Accuracy: 0.23076923076923078


The results are not very good, only 3 out of 13 words were classified correctly. It can mean that if we want to use this code in a smart home system it would have to be configured by the person that will use it, but I think it is commonly used in speech recognition systems.

## Fifth example.
In this example we're going to use all of the available recordings (54). There was more of the recordings, but the files were corrupted. Recordings come from 14 people, 13 of them recorded 4 files and 1 of them recorded 2. Files were divided into two equal data sets, training and testing data set. In each one of them is exactly half of the recording from each person, for example 2 of my recordings are in training data set and the other 2 in testing data set and acordingly for every person.

In [12]:
train_words = []
train_labels = []
for i in range(1, 28):
    word, label = Signal_load(str(i))
    train_words = train_words + word
    train_labels = train_labels + label
    
train_labels = np.asarray(train_labels)

test_words = []
test_labels = []
for i in range(28, 55):
    word, label = Signal_load(str(i))
    test_words = test_words + word
    test_labels = test_labels + label

test_labels = np.asarray(test_labels)

train_features = np.empty((0, 40))
for i in range(0, len(train_words)):
    feature = Extract_features(train_words[i])
    train_features = np.append(train_features, feature, axis = 0)
    
test_features = np.empty((0, 40))
for i in range(0, len(test_words)):
    feature = Extract_features(test_words[i])
    test_features = np.append(test_features, feature, axis = 0)
    
clf = SVC(kernel = "linear", C = 0.025)
clf.fit(train_features, train_labels)
preds = clf.predict(test_features)
print('Accuracy: {}'.format(accuracy_score(test_labels, preds)))

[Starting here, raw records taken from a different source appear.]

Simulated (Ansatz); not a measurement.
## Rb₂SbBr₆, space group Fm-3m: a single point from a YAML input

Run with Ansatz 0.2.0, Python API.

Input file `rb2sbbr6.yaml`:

heat_map = np.zeros((13, 13))
for i in range(0, 27):
    for j in range(0, 13):
        for k in range(0, 13):
            if test_labels[j + (13 * i)] == preds[k + (13 * i)]:
                heat_map[j][k] += 1
heat_map = (heat_map / 27) * 100

trace = go.Heatmap(z = heat_map,
                   x = test_labels,
                   y = test_labels,
                   colorscale='Viridis')

data=[trace]
py.iplot(data)

Accuracy: 0.6153846153846154


Again the results are quite satisfying (61.5%). We can see that 24 out of 27 times (89%) ROLETY was classified correctly and GARAZ 22 times (81%). The worst results we get from classifying ZAMKNIJ, WLACZ and WYLACZ (11 out of 27 times - 41%). WLACZ was 6 times (22%) classified wrongly as SWIATLO.

## Sixth example.
This time 41 recordings were used as training data set and remaining 13 as testing data set.

In [13]:
train_words = []
train_labels = []
for i in range(1, 42):
    word, label = Signal_load(str(i))
    train_words = train_words + word
    train_labels = train_labels + label
    
train_labels = np.asarray(train_labels)

test_words = []
test_labels = []
for i in range(42, 55):
    word, label = Signal_load(str(i))
    test_words = test_words + word
    test_labels = test_labels + label

test_labels = np.asarray(test_labels)

train_features = np.empty((0, 40))
for i in range(0, len(train_words)):
    feature = Extract_features(train_words[i])
    train_features = np.append(train_features, feature, axis = 0)
    
test_features = np.empty((0, 40))
for i in range(0, len(test_words)):
    feature = Extract_features(test_words[i])
    test_features = np.append(test_features, feature, axis = 0)
    
clf = SVC(kernel = "linear", C = 0.025)
clf.fit(train_features, train_labels)
preds = clf.predict(test_features)
print('Accuracy: {}'.format(accuracy_score(test_labels, preds)))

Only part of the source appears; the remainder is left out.